Use of mail becoming obsolete as texts and emails take over
The number of people who write letters has fallen by 30 percent in just two years, a new survey has revealed.
The study, which attempts to categorise how Britons communicate, reports that 17 percent of those surveyed said that they use email and text messages more than they did in 2010, while 30 percent reported writing fewer letters and posting fewer parcels, the Telegraph reported.
Among those communications regulator Ofcom categorised as the most technology savvy, letter writing fell by up to 38 percent.
Nationwide, 4 percent also claimed that they were using landline telephones less, but 11 percent said their use of mobile phones had increased.
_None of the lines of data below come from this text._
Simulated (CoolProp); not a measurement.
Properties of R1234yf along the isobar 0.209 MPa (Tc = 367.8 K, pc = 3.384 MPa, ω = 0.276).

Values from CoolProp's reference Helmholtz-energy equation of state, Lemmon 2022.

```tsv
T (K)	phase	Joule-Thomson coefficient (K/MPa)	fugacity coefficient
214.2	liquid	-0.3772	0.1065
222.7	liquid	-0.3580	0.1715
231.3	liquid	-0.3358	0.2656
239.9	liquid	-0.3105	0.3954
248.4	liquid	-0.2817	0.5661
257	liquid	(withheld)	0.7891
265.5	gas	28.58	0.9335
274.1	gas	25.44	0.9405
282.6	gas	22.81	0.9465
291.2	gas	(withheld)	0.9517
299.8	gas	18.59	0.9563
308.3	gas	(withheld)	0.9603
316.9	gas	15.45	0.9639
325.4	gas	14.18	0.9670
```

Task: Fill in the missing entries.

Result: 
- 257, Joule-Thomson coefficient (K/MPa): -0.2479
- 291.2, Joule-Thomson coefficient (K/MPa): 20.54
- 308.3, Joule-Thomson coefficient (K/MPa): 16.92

Face-to-face communication remained largely unchanged, with one percent reporting an increase.
Ofcom called the decline in using the post "dramatic," adding that "many respondents also predict that they will continue to reduce their use of post for letters, card and parcels" over the next two years as well.
More than one in five said they would use the post less between now and 2014.
One in ten said they would use internet telephone services more, while 17 percent predicted a continued rise in the importance of email.
Despite this, Royal Mail's most recent figures say the core postal business made an operating profit of 23 million pounds, up from a loss of 120 million pounds last year.
In the last reported financial year, the group's parcels businesses accounted for 48 percent, or 4.2 billion pounds of total revenues, in part thanks to the rise of internet shopping.